To Be Average


I just got out of my Media lesson and I realized something: everyone I know has something about themselves, something in their personalities or a hobby that they do, that make them stand out from everybody else. You that popular saying “everyone is unique, just like everybody else?” That quote applies to everyone… everyone but me.

I honestly think there's something wrong with the way I'm wired.

What makes me stand out from the general public? What do I do that makes me stand out from my peers? Am I unique, just like everyone else?
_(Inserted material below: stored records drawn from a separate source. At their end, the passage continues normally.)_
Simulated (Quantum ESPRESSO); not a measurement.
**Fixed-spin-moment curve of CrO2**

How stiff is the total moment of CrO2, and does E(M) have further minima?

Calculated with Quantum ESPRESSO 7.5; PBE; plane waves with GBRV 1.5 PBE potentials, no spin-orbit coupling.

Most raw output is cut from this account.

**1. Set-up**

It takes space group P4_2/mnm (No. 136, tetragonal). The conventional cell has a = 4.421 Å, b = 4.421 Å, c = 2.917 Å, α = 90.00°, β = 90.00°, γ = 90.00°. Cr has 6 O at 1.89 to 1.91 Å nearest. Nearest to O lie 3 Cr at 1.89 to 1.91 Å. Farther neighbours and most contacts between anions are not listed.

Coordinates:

I once took a test last year, I can’t recall if it was an IQ test or an aptitude one, but the result it gave me was 120. According to the grading sheet, my intelligence was average and that I was neither creative nor logical. Basically, I am average.

That’s a daunting thought because, well, I don’t want to be average. I don’t want to stand out either, because to stand out means to actually talk to people and be happy and polite all the time — I’m perfectly happy with my small group of friends, thanks. However, I really would like to have a defining oomph (I honestly don’t know how else to say it).

I’m not creative. I can’t draw or paint or design something to save my life. But I’d like to think that I can write a decent story. I’m no Shakespeare, but writing has always been a passion of mine.

I’m not logical either. In Pottermore, there was a chapter near the end of Philosopher’s Stone wherein you have to channel Hermione and figure out which potions are safe to drink else you would ‘die’. I worked for about twenty minutes on that riddle and still got it wrong, and in the end I gave up and just began choosing potions randomly.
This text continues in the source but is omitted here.